As Congress gets set to reconsider a long-awaited, long-postponed renewable-energy incentive package Tuesday, two regional efforts to reduce greenhouse-gas emissions in North America also could advance this week.

The U.S. Senate is expected to vote on about $17 billion in renewable-energy tax credits and incentives Tuesday as it renews debate over a massive tax package that would cost $83 billion over 10 years (see Senate Delays Vote on Energy Tax Credits).

Both the Senate and the House of Representatives have tried and failed several times this year to extend the renewable-energy tax incentives, which are set to expire at the end of the year.

Solar, wind and other renewable-energy investors and executives say renewing those tax credits, which would offset 30 percent of the cost of a solar or wind-farm project, will be critical to maintaining investment in their industry (see No Tax Credit, No Solar Power and PG&E to Buy 800MW from Optisolar, SunPower).

Meanwhile, the Western Climate Initiative - a group of seven western U.S. states and four Canadian provinces -on Tuesday plans to release an outline of a proposed cap-and-trade system aimed at reducing greenhouse-gas emissions to 15 percent below 2005 levels by 2020, according to the Union of Concerned Scientists, an environmental-advocacy group.

And on Thursday, the Regional Greenhouse Gas Initiative will hold its first auction of carbon-dioxide permits for a mandatory cap-and-trade system for power plants in the six New England states, New York, New Jersey, Delaware and Maryland, the UCC reported.

The system goes into effect in January and aims to cap all power-plant emissions at the same level through 2014, then reduce them by 10 percent by 2019 (see NYMEX to Trade Carbon-Emission Allowances and U.S. and Canada to Create Carbon Cap-and-Trade System). The idea is that power companies would buy emission permits at auction and the proceeds would be spent on energy-efficiency and renewable-energy initiatives.

Lance Pierce, UCC's climate program director, praised the Regional Greenhouse Gas Initiative's goals, but urged the group to use more up-to-date emissions data to press for greater emission reductions than the initiative is expected to demand.

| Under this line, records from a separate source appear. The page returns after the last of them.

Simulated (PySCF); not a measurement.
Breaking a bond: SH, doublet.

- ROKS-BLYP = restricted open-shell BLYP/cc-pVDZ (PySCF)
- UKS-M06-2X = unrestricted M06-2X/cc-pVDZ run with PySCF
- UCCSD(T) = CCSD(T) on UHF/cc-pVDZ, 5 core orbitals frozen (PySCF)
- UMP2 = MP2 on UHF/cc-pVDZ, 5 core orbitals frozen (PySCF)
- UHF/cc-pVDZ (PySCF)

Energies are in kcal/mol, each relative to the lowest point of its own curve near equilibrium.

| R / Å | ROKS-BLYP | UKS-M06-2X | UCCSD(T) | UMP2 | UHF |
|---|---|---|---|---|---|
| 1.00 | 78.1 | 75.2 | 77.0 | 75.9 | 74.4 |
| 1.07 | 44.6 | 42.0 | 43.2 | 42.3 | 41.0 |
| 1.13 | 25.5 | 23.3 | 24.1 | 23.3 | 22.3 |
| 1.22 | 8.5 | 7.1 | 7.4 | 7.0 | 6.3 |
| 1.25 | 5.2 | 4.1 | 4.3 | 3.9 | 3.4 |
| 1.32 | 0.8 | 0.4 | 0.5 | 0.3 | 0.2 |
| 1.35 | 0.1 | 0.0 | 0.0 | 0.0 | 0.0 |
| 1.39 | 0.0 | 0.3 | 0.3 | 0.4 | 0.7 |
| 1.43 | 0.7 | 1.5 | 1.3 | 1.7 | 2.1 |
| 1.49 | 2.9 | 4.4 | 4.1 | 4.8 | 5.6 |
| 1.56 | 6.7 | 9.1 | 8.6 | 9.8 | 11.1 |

Pierce said he believes the initiatives' caps, set using 2005 data and with built-in expectations for higher growth in emissions than has actually taken place since then, may be too low.

As for the Western Climate Initiative, Pierce said individual states and provinces may be able to push for deeper greenhouse-gas reductions by demanding that all the emission permits involved in the initiative be auctioned, rather than doled out for free.